SCHEDULE reliability worldwide showed a small month-on-month decline in November, according to analyst Sea-Intelligence’s recent Global Liner Performance report.

Global liner schedule reliability declined month-on-month in November by 0.6% to 33.6%, which maintains the range of 33-40% seen throughout the year.

“The only continuing ‘positive’, if one should call it that, is that schedule reliability has not plummeted further,” Sea-Intelligence CEO Alan Murphy said.

According to the report, on a year-on-year level, schedule reliability in November 2021 was down by 16.4 percentage points.

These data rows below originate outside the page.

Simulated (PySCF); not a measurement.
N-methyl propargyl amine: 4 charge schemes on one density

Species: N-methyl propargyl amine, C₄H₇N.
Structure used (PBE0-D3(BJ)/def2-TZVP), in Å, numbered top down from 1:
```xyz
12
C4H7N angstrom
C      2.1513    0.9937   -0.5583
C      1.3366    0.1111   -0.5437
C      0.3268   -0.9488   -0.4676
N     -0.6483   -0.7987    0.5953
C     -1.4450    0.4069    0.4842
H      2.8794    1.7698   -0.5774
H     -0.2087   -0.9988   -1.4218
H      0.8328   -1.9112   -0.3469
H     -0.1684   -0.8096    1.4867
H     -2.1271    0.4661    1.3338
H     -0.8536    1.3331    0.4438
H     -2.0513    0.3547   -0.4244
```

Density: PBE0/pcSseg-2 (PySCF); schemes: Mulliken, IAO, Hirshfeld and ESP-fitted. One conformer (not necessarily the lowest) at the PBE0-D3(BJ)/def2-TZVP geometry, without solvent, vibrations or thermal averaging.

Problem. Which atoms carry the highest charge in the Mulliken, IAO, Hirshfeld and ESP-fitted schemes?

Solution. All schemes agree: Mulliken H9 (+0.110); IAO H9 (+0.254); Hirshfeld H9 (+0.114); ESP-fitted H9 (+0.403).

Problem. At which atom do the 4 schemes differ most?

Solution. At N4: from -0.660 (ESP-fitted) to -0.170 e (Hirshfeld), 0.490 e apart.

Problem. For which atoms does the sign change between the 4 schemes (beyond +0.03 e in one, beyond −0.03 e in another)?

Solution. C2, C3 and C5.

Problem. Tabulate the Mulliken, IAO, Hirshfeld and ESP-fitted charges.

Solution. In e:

“The average delay for late vessel arrivals on the other hand, dropped down to 6.93 days, albeit still the highest figure for this month, which has been a recurring theme in 2021,” Mr Murphy said.

“Maersk was once again the most reliable top-14 carrier in November 2021, with schedule reliability of 46.3%, followed by Hamburg Süd with 40.4%. Only MSC had schedule reliability between 30%-40%, with five carriers recording schedule reliability of 20%-30%.”

Mr Murphy said the remaining six carriers had schedule reliability of under 20%, with Evergreen recording the lowest November 2021 schedule reliability of just 11.8%. Four carriers recorded a month-on-month improvement in schedule reliability, while no carrier recorded a year-on-year improvement in schedule reliability, with all but Maersk recording double-digit year-on-year declines.